Chapter 1
Introduction to PC-KIMMO*
Last modified November 22, 1995
[ Guide contents | Next chapter: 2 Overview ]
1.1 Why do morphological parsing?
1.2 The two-level model of morphology
1.3 The KIMMO parser
1.4 The PC-KIMMO parser
1.5 Unification-based word grammar
1.6 Englex: a two-level description of English morphology
1.7 Conclusion
Figure 1.1 Main components of Karttunen's KIMMO parser
Figure 1.2 Parse tree and feature structure for enlargements
Figure 1.3 Fragment of a word grammar of English
This chapter describes PC-KIMMO, a morphological parser based on Kimmo
Koskenniemi's model of two-level morphology ( Koskenniemi
1983). While PC-KIMMO was adequate to decompose a word into morphemes,
it was not able directly to compute the part of speech of a derivationally
complex word or return a word's inflectional features--precisely the
information required for syntactic parsing. These deficiencies have now
been remedied by adding a unification-based word grammar component to
version 2 of PC-KIMMO which can provide parse trees and feature structures.
A substantial analysis of English for use with PC-KIMMO is also described.
Parsing is a standard technique used in the field of natural language
processing. When you think of parsing, you likely think of syntactic
parsing. But before a syntactic parser can parse a sentence, it must be
supplied with information about each word in the sentence. For instance, to
parse the sentence The cat chased the rat, a parser must know that
cat is a singular noun, chased is a past tense verb, and so
on. In English, such information may be supplied by a lexicon that simply
lists all wordforms with their part of speech and inflectional information
such as number and tense. Because English has a relatively simple
inflectional system, the number of forms that must be listed in such a
lexicon is manageable. Note that countable nouns such as cat have
only have two inflected forms, singular and plural, and regular verbs such
as chase have only four inflected forms: the base form, the -s
form, the -ed form, and the -ing form. But an exhaustive
lexical listing is simply not feasible for many other languages, such as
Finnish, Turkish, and Quechua, which may have hundreds of inflected forms
for each noun or verb. For such languages, one must build a word parser
that will use the morphological system of the language to compute the part
of speech and inflectional categories of any word.

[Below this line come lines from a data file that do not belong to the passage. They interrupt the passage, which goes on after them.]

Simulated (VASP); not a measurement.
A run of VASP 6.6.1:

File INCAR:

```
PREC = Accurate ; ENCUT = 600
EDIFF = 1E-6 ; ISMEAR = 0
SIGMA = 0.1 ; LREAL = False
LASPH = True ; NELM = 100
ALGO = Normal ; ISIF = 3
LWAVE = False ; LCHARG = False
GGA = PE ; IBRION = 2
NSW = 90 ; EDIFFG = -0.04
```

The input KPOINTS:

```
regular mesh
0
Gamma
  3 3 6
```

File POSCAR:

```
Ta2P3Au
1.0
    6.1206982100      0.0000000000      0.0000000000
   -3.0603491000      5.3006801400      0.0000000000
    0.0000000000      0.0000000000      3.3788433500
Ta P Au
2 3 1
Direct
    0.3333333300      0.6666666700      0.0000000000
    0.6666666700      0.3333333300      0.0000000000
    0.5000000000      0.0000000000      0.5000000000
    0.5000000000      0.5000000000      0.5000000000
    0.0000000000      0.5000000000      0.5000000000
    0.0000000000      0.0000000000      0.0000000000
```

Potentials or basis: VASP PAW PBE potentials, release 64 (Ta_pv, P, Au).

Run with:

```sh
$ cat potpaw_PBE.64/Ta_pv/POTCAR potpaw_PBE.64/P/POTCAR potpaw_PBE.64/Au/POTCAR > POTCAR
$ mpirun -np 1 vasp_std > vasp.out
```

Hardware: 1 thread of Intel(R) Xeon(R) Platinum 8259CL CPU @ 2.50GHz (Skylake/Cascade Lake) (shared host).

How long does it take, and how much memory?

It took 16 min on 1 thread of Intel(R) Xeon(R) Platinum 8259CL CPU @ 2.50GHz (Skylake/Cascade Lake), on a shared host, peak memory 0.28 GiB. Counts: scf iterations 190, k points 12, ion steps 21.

Even for English a morphological parser may be necessary. Although English
has a limited inflectional system, it has very complex and productive
derivational morphology. For example, from the root compute come
derived forms such as computer, computerize, computerization,
recomputerize, noncomputerized, and so on. It is impossible to list
exhaustively in a lexicon all the derived forms (including coined terms or
inventive uses of language) that might occur in natural text.
A major breakthrough in the field of morphological parsing came in 1983
when Kimmo Koskenniemi, a Finnish computer scientist, produced his
dissertation Two-level morphology: A general computational model for
word-form recognition and generation
( Koskenniemi
1983). Koskenniemi's model of two-level morphology was based on the
traditional distinction that linguists make between morphotactics,
which enumerates the inventory of morphemes and specifies in what order
they can occur, and morphophonemics, which accounts for alternate
forms or "spellings" of morphemes according to the phonological context in
which they occur. For example, the word chased is analyzed
morphotactically as the stem chase followed by the suffix -ed.
However, the addition of the suffix -ed apparently causes the
loss of the final e of chase; thus chase and
chas are allomorphs or alternate forms of the same morpheme.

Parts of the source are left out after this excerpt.